Simple Derivation Of Diode Equation

[03myersd]

I am looking for the simplest possible derivation of the diode equation. I need it to reference to it in my advanced higher project. Basically I have to dissect it. I unfortunately don't know how to derive it and I can't find one simple enough to use.

This is what I am trying to end up with:

http://www.freeimagehosting.net/uploads/0d2e6cbc92.jpg

 

[august_2007]

I don't think it's possible to get to that equation through a simple derivation. I remember that the continuity equation must be used (in one dimension, for simplicity) and then incorporate boundary conditions and these definitely are not simple. so you might need to reference the whole derivation, though you can skip obvious steps.

Anyway, I got two pages of simple derivation. I can send these later to you as I haven't got a scanner here?

Good luck

 

[03myersd]

Well ideally the simplest way possible. Or even just an explanation of the steps. I am so glad that I don't have to understand it at this point.

 

[03myersd]

Please anyone? The report is due in at 3.30 today and I would really like to have the analysis of the derivation included in it. Its not essential but it would essentially round the whole thing off nicely.

Thanks

 

[august_2007]

Please
anyone? The report is due in at 3.30 today and I would really like to
have the analysis of the derivation included in it. Its not essential
but it would essentially round the whole thing off nicely.
Thanks

Here's the derivation; I hope it's not late
$${L_p}$$ = diffusion length of holes ($${cm}$$)
$${D_p}$$ = diffusion constant ($${cm^2}/s$$)
$${L_p}$$ = average carrier life time ($$s$$)

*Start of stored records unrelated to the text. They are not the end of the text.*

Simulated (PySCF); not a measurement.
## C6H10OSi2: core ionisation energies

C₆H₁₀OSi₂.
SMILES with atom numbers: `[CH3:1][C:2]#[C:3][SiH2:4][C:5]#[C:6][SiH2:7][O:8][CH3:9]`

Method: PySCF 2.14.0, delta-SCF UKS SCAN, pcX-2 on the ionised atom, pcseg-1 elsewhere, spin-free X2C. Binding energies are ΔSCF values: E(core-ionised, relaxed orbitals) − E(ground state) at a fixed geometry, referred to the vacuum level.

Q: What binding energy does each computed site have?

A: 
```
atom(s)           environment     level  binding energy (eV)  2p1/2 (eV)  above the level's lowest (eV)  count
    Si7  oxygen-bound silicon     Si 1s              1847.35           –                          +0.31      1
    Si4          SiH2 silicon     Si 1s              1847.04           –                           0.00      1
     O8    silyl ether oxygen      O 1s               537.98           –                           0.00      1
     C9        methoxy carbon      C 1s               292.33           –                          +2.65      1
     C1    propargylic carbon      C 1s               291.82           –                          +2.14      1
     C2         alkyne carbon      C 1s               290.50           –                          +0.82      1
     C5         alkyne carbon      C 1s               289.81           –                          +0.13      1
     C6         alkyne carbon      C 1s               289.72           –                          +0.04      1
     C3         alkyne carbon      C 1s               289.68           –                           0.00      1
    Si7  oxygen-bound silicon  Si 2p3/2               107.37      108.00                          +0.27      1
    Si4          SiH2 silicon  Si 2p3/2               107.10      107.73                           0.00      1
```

Firstly, we find $$\Delta{p}$$

where $$\Delta{p}$$ is the minority carrier concentration at the
edge of the depletion region (DP)

we know that the built-in voltage is given by

$${V_{bi}} = \frac{kT}{q}\ln({\frac{{N_A}{N_D}}{n_{i^2}}})$$

Applying the law of mass action $${n_{i^2}} = {n_{no}}\times{p_{no}}$$

we get

$${V_{bi}} = \frac{kT}{q}\ln({\frac{{n_{no}}{p_{no}}}{n_{i^2}}})$$

Rearranging

$$p_{po} = p_{no}\exp(\frac{qV_{bi}}{kT})$$ => eqn.1

For non-equilibrium situation, i.e. when there's forward bias voltage

$${V_f}$$

$$p_{p(0)} = p_{n(0)}\exp(\frac{q(V_{bi}-{V_f})}{kT})$$ => eqn.2

or
$$p_{po} = p_{no}\exp(\frac{qV}{kT})$$

where $$V = {V_{bi}}-V_f$$

assuming low injection level, i.e. $${p_p}\approx{p_{po}}$$

eqn.1/eqn.2 by doing this we get $$\Delta{p}$$

therefore

$$\Delta{p} = p_{no}\exp(\frac{qV}{kT}-1)$$

Using the continuity equation, we get an expression for the current density

$$J_{p(x)} = q\frac{D_p}{L_p}\delta_{p(x)}$$

since $$\Delta{p} = \delta_{p(x=0)}$$

so $$\delta_{p(x=0)}= p_{no}\exp(\frac{qV}{kT}-1)$$

$$J_{p(x)} = q\frac{{D_p}{p_{no}}}{L_p}\exp(\frac{qV}{kT}-1)$$

Doing the same with electrons, we get a similar expression, hence

$$J_{total} = J_p + J_n = J_s\exp(\frac{qV}{kT}-1)$$

This is the standard way of expressing the diode equation. However, if we multiply the above expression by the cross-section area, we get the current I.

 

[cabraham]

August_2007, after the statement "Applying the law of mass action we get ...", the expression for Vbi computes to zero. Since ni^2 = nn0*pn0, then ni^2/(nn0*pn0) must equal 1. So, the ln (1) is zero. So Vbi becomes zero.

Could you clarify? Thanks.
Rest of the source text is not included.